Foreign minister Zarif: condemned Netanyahu’s ‘fake history’ (AFP: Kristof Stache)

Iranian Foreign Minister Mohammed Javad Zarif has accused Prime Minister Benjamin Netanyahu of distorting history by repeatedly saying that modern Iran, like ancient Persia, is bent on annihilating the Jewish people. How could that be so, he claims, when Persia ‘saved’ the Jews on several occasions? Michael Rubin asks if Iran really respects Jews in Commentary (with thanks: Lily): 

Mohammad Javad Zarif, Iran’s foreign minister, took to Twitter earlier this week to castigate Israeli Prime Minister Benjamin Netanyahu for propagating what Zarif termed “fake history.” The offense Zarif protested was the Israeli prime minister’s decision to draw allusions between the story of Purim and the present day. “To sell bigoted lies against a nation which has saved Jews three times, Netanyahu resorting to fake history [and] falsifying Torah. Force of habit,” the Iranian foreign minister declared.
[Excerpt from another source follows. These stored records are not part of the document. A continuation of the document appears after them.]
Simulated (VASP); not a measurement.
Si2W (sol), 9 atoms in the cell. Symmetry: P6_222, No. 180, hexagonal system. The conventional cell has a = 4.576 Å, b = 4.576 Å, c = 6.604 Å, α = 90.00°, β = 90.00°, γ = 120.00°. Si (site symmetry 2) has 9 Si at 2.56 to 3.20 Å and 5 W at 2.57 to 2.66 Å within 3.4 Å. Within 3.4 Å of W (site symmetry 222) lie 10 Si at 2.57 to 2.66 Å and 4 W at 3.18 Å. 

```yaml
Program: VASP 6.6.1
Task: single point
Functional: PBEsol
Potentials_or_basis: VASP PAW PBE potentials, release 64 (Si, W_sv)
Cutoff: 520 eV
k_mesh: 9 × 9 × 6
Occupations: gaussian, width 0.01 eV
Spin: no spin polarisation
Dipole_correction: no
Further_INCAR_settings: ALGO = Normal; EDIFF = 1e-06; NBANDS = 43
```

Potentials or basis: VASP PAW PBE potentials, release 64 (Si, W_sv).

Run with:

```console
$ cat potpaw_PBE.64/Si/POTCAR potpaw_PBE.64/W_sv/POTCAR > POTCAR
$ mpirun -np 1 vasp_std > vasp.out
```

Zarif’s rebuke of Netanyahu was enough to win applause in some circles, but those who buy into the myth of an Iranian haven for Jews should think again.

Take the modern day. How often have pundits talked about the Islamic Republic’s supposed tolerance for Jews by citing the fact that Iran’s parliament has a Jewish representative or that Iran is home to perhaps 20,000 Jews, supposedly the second-greatest Jewish population in the Middle East besides Israel?

Let’s put aside the fact that no one knows just how many Jews are in Iran today. The 20,000 figure has been bandied about since the 1990s, even though many Jews continue to leave Iran for Israel or the United States. And also put aside the fact that the “second largest community” doesn’t mean anything when the difference between the first and the second are several orders of magnitude. It is akin to saying Finland is the second-largest destination for sun-and-surf beach vacations if the only other choice in the survey is Jamaica. What matters is that, under the regime that Zarif represents, Iran has lost at least 80 percent of its Jewish population. That’s generally not a sign that Iran is a welcoming and healthy place for Jews to thrive or even live.

Praise for having a Jewish representative in parliament is just as misplaced. When I attended synagogue as a student in Iran, members of the Jewish community did not trust the representative. His sole purpose seemed to be to pass pronouncements from the government to the synagogues and to be cited to deflect attention from Iran’s fairly horrendous human rights record.

Beyond that, though, is Iran safe for Jews? It depends. Pogroms—as vicious as any in Eastern Europe—characterized nineteenth century Iran. Then there were the restrictive rules: In 1889, for example, the government prohibited Jews in Isfahan from going outside on wet days lest rainwater spread their impurity. Jews were also forbidden from touching food, speaking loudly, or purchasing any goods in the market. (Daniel Tsadik provides an excellent account of modern Jewish history in his 2007 book, Between Foreigners and Shi‘is; Habib Levy’s Comprehensive History of the Jews of Iran remains a masterpiece).

It is true that, at times, Iran was a relative haven for the Jews. The irony here, though, is that it was the regime that Zarif represents not only overthrew an Iranian state that allowed its Jewish minority to thrive, but also sought to close the door on the laudable regimes of the distant past.